When I first watched High Tension, I remember getting a half hour in and thinking I was going to hate it. The atmosphere and acting was great, but I could only view the film as a remake of the made-for-tv movie Intensity, based on the novel by Dean Koontz. As the story progressed though, I found it deviated enough from the similar story and actually found it to be an energetic and tense thriller.
For those who don’t know, the French horror film follows Marie as she accompanies her friend/secret object of desire Alex to her parents’ country home for a weekend of studying. Things go south very quickly though when a serial killer breaks into the home, slaughters the family, and kidnaps Alex. Marie, having hidden from him during the home invasion, is Alex’s only hope for rescue. But just how far Marie goes in order to get back her beloved Alex is the real driving force of the film.
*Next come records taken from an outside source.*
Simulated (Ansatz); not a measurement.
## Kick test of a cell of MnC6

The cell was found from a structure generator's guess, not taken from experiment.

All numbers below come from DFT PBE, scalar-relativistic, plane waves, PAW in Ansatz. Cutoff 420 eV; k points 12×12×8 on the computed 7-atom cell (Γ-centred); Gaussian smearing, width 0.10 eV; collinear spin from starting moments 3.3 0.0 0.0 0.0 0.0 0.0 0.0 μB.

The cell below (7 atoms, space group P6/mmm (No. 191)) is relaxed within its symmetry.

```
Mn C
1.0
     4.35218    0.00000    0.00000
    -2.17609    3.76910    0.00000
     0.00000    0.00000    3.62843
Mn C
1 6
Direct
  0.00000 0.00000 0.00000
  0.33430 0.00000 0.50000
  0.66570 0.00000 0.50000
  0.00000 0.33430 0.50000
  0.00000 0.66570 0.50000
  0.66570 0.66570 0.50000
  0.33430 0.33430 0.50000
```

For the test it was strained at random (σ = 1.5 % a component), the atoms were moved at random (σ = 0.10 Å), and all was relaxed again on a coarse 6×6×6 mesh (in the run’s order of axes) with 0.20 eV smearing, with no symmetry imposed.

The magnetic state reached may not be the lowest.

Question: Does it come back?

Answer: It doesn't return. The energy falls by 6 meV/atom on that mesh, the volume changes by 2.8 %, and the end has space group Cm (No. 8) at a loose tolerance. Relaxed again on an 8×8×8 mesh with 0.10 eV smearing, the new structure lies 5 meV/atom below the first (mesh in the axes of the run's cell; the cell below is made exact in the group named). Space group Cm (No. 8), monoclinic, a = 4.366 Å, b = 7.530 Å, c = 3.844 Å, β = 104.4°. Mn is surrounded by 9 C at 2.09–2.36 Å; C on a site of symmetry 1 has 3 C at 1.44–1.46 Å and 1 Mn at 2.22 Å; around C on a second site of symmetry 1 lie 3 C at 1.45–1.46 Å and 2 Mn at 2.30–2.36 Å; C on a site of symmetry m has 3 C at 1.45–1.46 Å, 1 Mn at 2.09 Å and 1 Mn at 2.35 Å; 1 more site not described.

As I said, the acting is really good in this. Cecile de France is believable both as a sexually secretive coed, but also as a de facto final girl in over her head. Philippe Nahon is also notably gross and creepy as the shadowy slasher.
And as for the film’s style, director and co-writer Alexandre Aja more than earned his sudden horror street cred, especially after his next genre films began piling up with much acclaim (P2, The Hills Have Eyes 06, Piranha 3D, Horns). High Tension is cool and eerie and captured the spirit of night through a perfect balance of moonlit darkness and harsh electric light.
But what about the story?
The story is the make or break aspect for people who’ve seen High Tension, and though I loved it I can understand why many don’t. The ending pulls a surprise twist from seemingly nowhere and we’re left in the last fifteen minutes to register a whole new dynamic between our villain and two final girls. The surprise, which I won’t spoil though I’m sure most of you know of it, does come a little abruptly and can leave the viewer confused for a moment, but by the end of the movie you either understand it and a) find that you still enjoyed the story, or b) feel conned by it. Personally, I didn’t have a problem with it. The human mind is capable of all sorts of craziness so even though the surprise felt a little fake and left open some plot holes, I couldn’t discount it altogether. (Tip: Don’t view the movie as an open story. View it as a story being told by an unreliable narrator.)
Spoilers somewhat to follow: The reason I didn’t mind the ending so much is because it was tacked on to Marie who, as you know from earlier, isn’t a very emotional or vocal person. In fact, despite being a young woman in college, she doesn’t even seem to be “out” yet as a lesbian; not even to her best friend Alex. Imagining just how much Marie hides inside of herself, combined with whatever past traumas she’s probably endured… it’s no wonder she became what she became.
As for how Marie’s lesbian preferences are portrayed in the film, I was very surprised by how casual and natural it was done. The gay character here wasn’t written gay for the sake of useless purpose, or in some gimmicky attempt to be different. There are no steamy lesbian love scenes or gratuitous fantasies. It’s simply a horror film unafraid to involve a character’s sexuality without resorting to cheap lesbian cliches to drive the story forward (or backward).
Overall, I consider High Tension to not only be a great slasher, a great foreign horror film, and a great atmospheric thriller, but also a prime example of everything a modern gay horror film should be.